Lamar Alexander: Trump supports ACA stabilization bills

President Donald Trump, who once called cost-sharing reduction payments “bailouts” for health insurers, now is said to support two Affordable Care Act stabilization bills—including one that funds CSRs.

Senate HELP Committee Chairman Lamar Alexander, R-Tenn., tweeted Tuesday that Trump indicated during a closed-door meeting with GOP senators that he supported both the Alexander-Murray bill and the Collins-Nelson reinsurance proposal.

The former bill, which Alexander drafted alongside Patty Murray, D-Wash., would fund CSR payments for two years and give states greater flexibility to oversee their individual insurance markets, among other policies. Trump decided in October to stop funding the CSR program, and has since expressed conflicting sentiments about the Alexander-Murray bill.

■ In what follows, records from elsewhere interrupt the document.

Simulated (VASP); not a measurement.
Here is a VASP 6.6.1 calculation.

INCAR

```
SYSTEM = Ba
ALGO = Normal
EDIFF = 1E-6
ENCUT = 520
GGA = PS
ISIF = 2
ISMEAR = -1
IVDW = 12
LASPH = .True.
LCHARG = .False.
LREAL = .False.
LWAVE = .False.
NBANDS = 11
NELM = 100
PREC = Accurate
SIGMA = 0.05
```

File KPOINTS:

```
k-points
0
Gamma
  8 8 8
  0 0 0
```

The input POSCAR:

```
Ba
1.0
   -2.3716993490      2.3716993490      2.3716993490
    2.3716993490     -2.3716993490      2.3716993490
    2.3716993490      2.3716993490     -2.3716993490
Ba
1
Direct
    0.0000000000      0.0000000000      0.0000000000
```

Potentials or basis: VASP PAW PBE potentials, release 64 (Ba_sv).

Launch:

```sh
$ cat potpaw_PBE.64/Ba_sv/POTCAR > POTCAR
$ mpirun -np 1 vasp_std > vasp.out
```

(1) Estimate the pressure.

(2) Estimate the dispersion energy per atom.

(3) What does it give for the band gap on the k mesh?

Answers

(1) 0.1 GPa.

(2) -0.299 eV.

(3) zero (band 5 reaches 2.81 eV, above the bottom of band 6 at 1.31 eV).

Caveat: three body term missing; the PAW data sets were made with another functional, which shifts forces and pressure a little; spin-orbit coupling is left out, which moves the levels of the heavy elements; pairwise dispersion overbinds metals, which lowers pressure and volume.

The latter bill—authored by Senators Susan Collins, R-Maine, and Bill Nelson, D-Fla.—would provide funding to states that establish invisible high risk pool or reinsurance programs. 

Trump’s support for both bills likely can be traced to the fact that Collins remains undecided about the GOP tax bill, which advanced past the Senate Budget Committee Tuesday on a party-line vote. She has indicated that if the final version of the bill repeals the individual mandate, she wants to see both stabilization bills pass in order to mitigate any adverse effects on the ACA marketplaces.

Prominent Democrats, though, are not on board. Murray said recently that tacking the Alexander-Murray bill onto the GOP tax reform effort “is like trying to put out a fire with penicillin.”

“The Alexander-Murray bill was intended to lower costs and stabilize the market—but millions of people will still be left paying more and losing coverage if Senate Republicans sabotage families’ healthcare to help millionaires and billionaires get more tax breaks they probably don’t need,” she added.

Senate Minority Leader Chuck Schumer took a similar view, telling reporters on Tuesday that “you can't sabotage the entire system and then say you're going to do a small little fix on top of that sabotage,” according to The Hill. 

Previously, Schumer said Democrats wouldn’t help the GOP pass the Alexander-Murray bill if the individual mandate repeal remains in the tax reform package.